One way is through across-the-board increases that the General Assembly must approve. In better budget times, the Legislature typically authorizes small cost-of-living adjustments every so often.
State workers also can have their pay bumped up by their employer agencies.
The last across-the-board raise the Legislature approved was 1 percent in 2008-09, according to Broadus Jamerson, director of the nonprofit South Carolina State Employees Association.
The association does not receive any state appropriations, but instead is funded by dues from its 12,000 members, Jamerson says.
The 1 percent across-the-board raise lawmakers awarded in 2008-09 likely accounts for the increase most Senate staffers got that year.
But the Legislature has not passed an across-the-board raise since then, according to Jamerson.

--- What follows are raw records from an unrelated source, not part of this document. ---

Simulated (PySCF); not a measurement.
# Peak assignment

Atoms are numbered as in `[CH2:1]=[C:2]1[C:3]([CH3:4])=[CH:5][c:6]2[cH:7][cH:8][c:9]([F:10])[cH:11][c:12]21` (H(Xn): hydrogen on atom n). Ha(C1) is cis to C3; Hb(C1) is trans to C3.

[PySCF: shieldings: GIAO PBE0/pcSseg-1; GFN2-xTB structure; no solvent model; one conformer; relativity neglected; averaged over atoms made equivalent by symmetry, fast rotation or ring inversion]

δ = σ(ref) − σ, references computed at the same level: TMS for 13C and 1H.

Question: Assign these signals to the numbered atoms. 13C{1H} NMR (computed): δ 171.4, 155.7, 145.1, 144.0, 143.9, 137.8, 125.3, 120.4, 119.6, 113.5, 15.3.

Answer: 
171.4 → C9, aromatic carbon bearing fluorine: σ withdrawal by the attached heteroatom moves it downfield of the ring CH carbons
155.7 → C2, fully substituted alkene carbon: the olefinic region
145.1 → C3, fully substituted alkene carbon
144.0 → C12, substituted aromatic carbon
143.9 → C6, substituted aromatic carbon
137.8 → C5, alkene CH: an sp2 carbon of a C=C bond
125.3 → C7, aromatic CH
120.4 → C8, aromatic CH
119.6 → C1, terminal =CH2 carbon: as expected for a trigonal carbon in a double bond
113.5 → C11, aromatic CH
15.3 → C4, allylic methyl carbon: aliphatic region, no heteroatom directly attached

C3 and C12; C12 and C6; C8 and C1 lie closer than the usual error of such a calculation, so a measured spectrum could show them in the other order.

“We don’t begrudge anybody a pay increase,” he says. “However, in times such as these, we just feel that all employees should be treated, let’s just use the word equally.”
Because agencies can award raises independently, Jamerson says the State Employees Association does not know precisely what every department has done on salaries during the recession.
“However, given the times, it should be obvious to anyone that most agencies are not giving increases at all, especially across the board,” he says.
Using the S.C. Freedom of Information Act, The Nerve obtained yearly salary data for all legislative staff from 2007-08 through Sept. 15 of this year.
Gossett supplied the numbers for the Senate. But he did not respond to a phone message or questions The Nerve e-mailed him regarding that data after he sent it.
The Senate took a week of furlough during the legislative session this year to save money, and The Nerve’s unanswered questions to Gossett included whether Senate staffers also were furloughed for that week, or at any other time during the past three fiscal years.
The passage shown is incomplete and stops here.